Monday 25 July 2011

Stage 2: Lille to Bordeaux

We had a little over an hour in Lille, before departing from a nearby station for Bordeaux. It was far too soon after breakfast to be eating lunch, but we had to think about the issue nevertheless.

Since I'd decided not to make and bring a picnic, and we knew just how poor French train food is, The Other Half had suggested that we make our way between the stations via a substantial shopping centre, where there'd be bound to be some sort of food shop.

We found a Carrefour - one of France's main supermarket chains - and leaving The Other Half to look after the bags, I set off in search of appropriate vittals.

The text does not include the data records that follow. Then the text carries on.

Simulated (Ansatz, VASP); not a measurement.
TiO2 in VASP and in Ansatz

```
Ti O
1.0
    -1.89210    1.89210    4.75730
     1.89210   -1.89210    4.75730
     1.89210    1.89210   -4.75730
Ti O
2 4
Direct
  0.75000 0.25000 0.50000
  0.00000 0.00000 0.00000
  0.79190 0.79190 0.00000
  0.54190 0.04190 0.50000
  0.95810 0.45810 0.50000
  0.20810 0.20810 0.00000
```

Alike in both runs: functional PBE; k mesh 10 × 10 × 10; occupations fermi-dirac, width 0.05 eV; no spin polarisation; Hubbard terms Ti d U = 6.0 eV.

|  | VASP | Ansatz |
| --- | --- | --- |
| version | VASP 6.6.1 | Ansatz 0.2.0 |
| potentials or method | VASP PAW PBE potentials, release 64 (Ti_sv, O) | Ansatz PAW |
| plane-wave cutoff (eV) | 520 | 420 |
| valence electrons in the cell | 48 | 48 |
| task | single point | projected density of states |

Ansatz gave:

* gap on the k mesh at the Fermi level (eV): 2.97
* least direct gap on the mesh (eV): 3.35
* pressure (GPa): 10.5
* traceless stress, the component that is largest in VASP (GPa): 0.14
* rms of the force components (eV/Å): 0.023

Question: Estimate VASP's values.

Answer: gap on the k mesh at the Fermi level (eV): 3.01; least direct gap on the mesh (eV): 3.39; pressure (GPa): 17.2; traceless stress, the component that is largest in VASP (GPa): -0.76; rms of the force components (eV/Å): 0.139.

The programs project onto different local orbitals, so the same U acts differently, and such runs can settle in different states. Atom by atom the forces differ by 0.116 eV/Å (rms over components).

The place was vast - i've only been in smaller ones. Two things struck me.

First, the amount of separate counters selling deli products - and likewise, the enormous wet fish counter. Second, neither the supermarket nor the rest of the centre were rammed, as you'd probably expect at noon on a Saturday in the UK.

I bought a small baguette each, packs of mortadella and saussicon, a box of grapes and two little fruit desserts. And that was another thing - the amount of the fruit and veg that was from France itself was beyond what you'd expect in a similar store back across the Channel.

Lilles Flandres - as opposed to Lille Europe, which was built especially for the Eurostar - was just nearby.

We picked up bottled water - and sophisticated French reading matter for me -and waited until the platform was announced, just beating the rain as we made it to our TGV carriage and settled in for the five-hour journey to Bordeaux.

Or put another way, what should have been a five-hour journey. Because after a short while, the train had slowed right down. I couldn't quite catch the reason, but by the time we had arrived at Charles de Gaulle airport, we were an hour behind time.

Still, what can you do? Get the food out, pop the headphones in and sit back and watch a movie. In this case, it was To Catch a Thief, with Cary Grant at his most sauve.

Finally, we pulled beyond Paris and starting getting up a head of steam, as the clouds started to break up, leaving a hint of the hoped for blue.

Flat, flat farm land passed by; fields of pale gold and dusty green; forests of white wind turbines on the horizon, sunlit against a still grey sky. This was new territory.

When the scenery changes, it's to gently rolling, wooded hills, with red-brown cows grazing contentedly.

We cross the Loire not far from Tours: geekery has it's advantages - or perhaps it's more a case of geekish toys having their advantages. I can use the satellite maps location utility on my mobile phone to work out exactly where I am.

The changing scenery is one of the things that makes train travel so enjoyable. The physical changes - low, flat land or hills - are accompanied in a country that still grows so much by signs of changing crops. Bright yellow fields now add an occasional touch to the patchwork.

I never cease to be fascinated by the journey down the other side of the country, where there is such an obvious demarcation between 'The North' and 'The South' - not simply of one country, but of the continent, revealed within that country.

After the northernness of the Rhône Valley, it's all change at Lyon. The language of the land changes. The colours change too, and the architecture.

So travelling south on the opposite side of the country, I wonder what we will see; if the change will be as dramatic as that to the east.

France is also the first country, outside the UK, that I have travelled this widely in, and it gives you an increasingly complex picture and sense of a place.

In fact, you start to see the change a little way before Poitiers. It's not as in-your-face, nearing-the-Mediterranean as on that other route, but it's the nonetheless.

The colours all seem a little more saturated. The buildings have changed; many now have pale walls and red, tiled roofs.

And beyond Poitiers, by the time we hit Angouléme, south west of Cognac - yes, there really is such a place - it is quite definitely the south. And for us, as we near the day's destination, an increasing sense of Intrigue as to just what Bordeaux will be like.